Wondering how to stop procrastination? Many people are. Most of us have found ourselves putting things off and just watching ourselves do it, as if from the perspective of an outsider looking in, at least at one time or another. While we may tackle certain projects with gusto, some tasks leave us feeling paralyzed with inertia, watching our deadlines approach (or pass us by) as we wonder how to force ourselves to move forward. If this sounds dreadfully familiar, I have help! The next time you find yourself battling procrastination, you will have more tools on your side. Read on for 9 tips on how to stop procrastination.
Keep Perfectionism In Check
While not all procrastination comes from perfectionism, this can definitely be a factor.
Think about it: when you’re letting perfectionism take hold, you may let projects become so large that you’re intimidated to start. You may then be at the mercy of procrastination.
If you find yourself procrastinating out of perfectionism, you can help yourself by relaxing your standards. Shoot for “good enough” and work your way up to “great” if you have the time and energy. Don’t let the goal of perfection keep you from starting!
Get Quick Things Out of the Way
Sometimes a too-long to-do list can intimidate you into procrastination; all those items that need your attention can sap you of the energy you need to get started. One helpful “how to stop procrastination” tip is to make a list of the things you need to get done and note how long each item should take to complete. As you review the list, take any item that can be completed in 5 minutes or less, and do it immediately. This can not only shorten your to-do list quickly but can energize you as you mark off the items. It also sets you started in the right direction to finish the rest.
Take Small Steps
Breaking procrastination-worthy projects down into smaller steps is a well-known and effective procrastination-busting technique. It can be much easier to begin tackling a project that you know you can complete quickly, and once you’ve taken a few initial steps in the right direction, you can keep moving more easily and continue until you’re finished. (As you complete each step, you’ll likely feel more energized and motivated to complete more.)
One important key is to make the steps short, concrete, and set in your schedule. Small steps lead to big gains!

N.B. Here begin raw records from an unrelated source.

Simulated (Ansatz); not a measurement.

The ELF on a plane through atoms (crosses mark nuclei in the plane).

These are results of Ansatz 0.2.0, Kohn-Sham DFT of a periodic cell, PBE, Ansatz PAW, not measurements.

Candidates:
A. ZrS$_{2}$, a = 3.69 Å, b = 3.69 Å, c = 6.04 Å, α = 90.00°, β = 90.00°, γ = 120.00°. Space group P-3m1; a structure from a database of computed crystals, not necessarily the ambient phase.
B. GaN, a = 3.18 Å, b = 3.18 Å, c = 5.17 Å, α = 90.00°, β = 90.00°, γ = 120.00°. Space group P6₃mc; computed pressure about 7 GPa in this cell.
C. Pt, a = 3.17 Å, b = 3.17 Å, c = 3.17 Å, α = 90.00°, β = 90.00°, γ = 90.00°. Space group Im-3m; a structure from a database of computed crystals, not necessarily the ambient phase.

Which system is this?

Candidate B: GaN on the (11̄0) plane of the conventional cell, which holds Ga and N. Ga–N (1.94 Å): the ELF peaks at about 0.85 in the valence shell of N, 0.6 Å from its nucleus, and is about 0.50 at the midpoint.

As you complete each of these smaller steps, the sense of satisfaction and accomplishment you feel can be its own reward and can create its own motivation to move on to the next step. However, sometimes you can benefit from an extra reward. In these cases, you can propel yourself forward by attaching small rewards to each of your small steps, or a bigger reward when you complete several. Go to a movie, celebrate milestones with friends, do things you enjoy when you complete your tasks. You may be dreading the task itself, but the treat on the other side can motivate you to get started!
Do the Easy Things First
When a task feels overwhelming, it’s often because we doubt our ability to tackle it. One way to build self-confidence is to tackle the easier parts of the job first.
As you complete the easier tasks, the job may feel less daunting, and it’ll be easier to stop procrastination as you complete it.
Once the easy parts of the job are completed, you’ll be left with less overall work to do, so the rest of the job is smaller and may seem easier to take on. In both ways, your confidence can grow by taking on the easy parts of the job first.
Or Do the Hard Things First
If you know you can do the task at hand, but you just cringe when you think of the work that’s involved, save yourself some stress and tackle the unpleasant or difficult parts of the job first. Like quickly pulling off a bandage, you’ll get the most uncomfortable part of the job out of the way, and save yourself all the discomfort that comes from dreading and avoiding it before you finally stop procrastination and do it anyway. Don’t prolong all that stress! Get the hard parts out of the way, and the rest of the job will be much easier to do.
Be an Optimist
Another way to combat the self-doubt that often leads to procrastination is to start thinking more like a classic optimist: highlight the positive and minimize the negative parts of the job and of yourself. Look more closely at why you may feel you can’t do this task and challenge those views by actively looking at reasons you can: your strengths, your resources, and your successes—similar tasks you’ve successfully completed in the past.
Focus more heavily on why you can do this, and less on why you think you can’t.
Let Your Temptations Fuel You
Never has a television show seemed so inviting to me as when I’m procrastinating and avoiding a big project. T.V. shows, conversations with friends, snacking—suddenly these activities can feel irresistible! I’m sure you can relate. When you’re wondering how to stop procrastination, part of the solution is staring you in the face: look at these things that come up as tempting distractions, and use them as rewards instead! Just tell yourself that whatever it is you’d rather be doing, can be your reward for a job well done once you complete part of your work.
Use Your Energy Wisely
Have you ever noticed that you have more energy at certain times of the day? (For me it’s usually late morning.) Tackling those things that usually fall prey to procrastination during these “high energy windows” can help you to be much more productive, can make the job itself feel easier, and can help you stop procrastination much more easily. For the next few days, notice when these higher-energy times of day are for you. Then leave the easier tasks for when you’re frazzled at the end of the day, and use your energy on your more challenging tasks when you have higher amounts of it.